Strolling Around Ktima
This walk is offered every Tuesday, by the Pafos municipality and is organised in collaboration with the CTO and the Cyprus Tourist Guides Association. It starts from the Cyprus Tourism Organisation Office, 3, Glastonos Street, Tel: 26 332841.
In an effort to get visitors acquainted with “Ktima” which is the newest part of the city of Pafos as opposed to New Pafos, the ancient Hellenistic and Roman Capital of Cyprus, the Pafos Municipality is organising a walking tour: Strolling around Ktima.

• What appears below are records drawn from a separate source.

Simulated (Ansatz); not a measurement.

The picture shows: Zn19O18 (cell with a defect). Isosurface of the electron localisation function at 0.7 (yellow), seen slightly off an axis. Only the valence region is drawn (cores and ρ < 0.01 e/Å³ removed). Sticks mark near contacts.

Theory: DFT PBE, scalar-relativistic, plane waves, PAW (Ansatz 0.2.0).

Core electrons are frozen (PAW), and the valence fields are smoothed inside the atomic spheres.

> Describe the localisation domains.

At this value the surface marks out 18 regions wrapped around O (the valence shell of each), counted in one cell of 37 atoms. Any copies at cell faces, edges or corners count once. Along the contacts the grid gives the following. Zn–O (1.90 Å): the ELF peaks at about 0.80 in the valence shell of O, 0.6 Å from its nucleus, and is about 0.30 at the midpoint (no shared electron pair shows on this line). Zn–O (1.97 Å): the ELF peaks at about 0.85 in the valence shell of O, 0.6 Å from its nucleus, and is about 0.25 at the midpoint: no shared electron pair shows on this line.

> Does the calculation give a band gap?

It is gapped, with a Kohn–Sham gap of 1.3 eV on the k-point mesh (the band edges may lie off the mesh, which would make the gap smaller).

In a district like Pafos with a history of more than 7,000 years which offers a variety of archaeological sites from the Chalcolithic and early Bronze Age to the present, it is natural that the UNESCO World Heritage Sites, including the Mosaics, the Tombs of the Kings and the Temple of Aphrodite at Kouklia, attract thousands of tourists to the area. Visitors though tend to ignore the upper part of Pafos Ktima (Pano Pafos) that is associated with the local everyday life of the population.
For the Pafians, Ktima is of equal importance as it is the area that keeps the historical and cultural continuity of Pafos from the Hellenistic times till today. It is for this reason that the Pafos Municipality would like to invite everyone to visit Ktima and get to know this part of Pafos, incorrectly considered as merely a shopping area. There is so much more to it.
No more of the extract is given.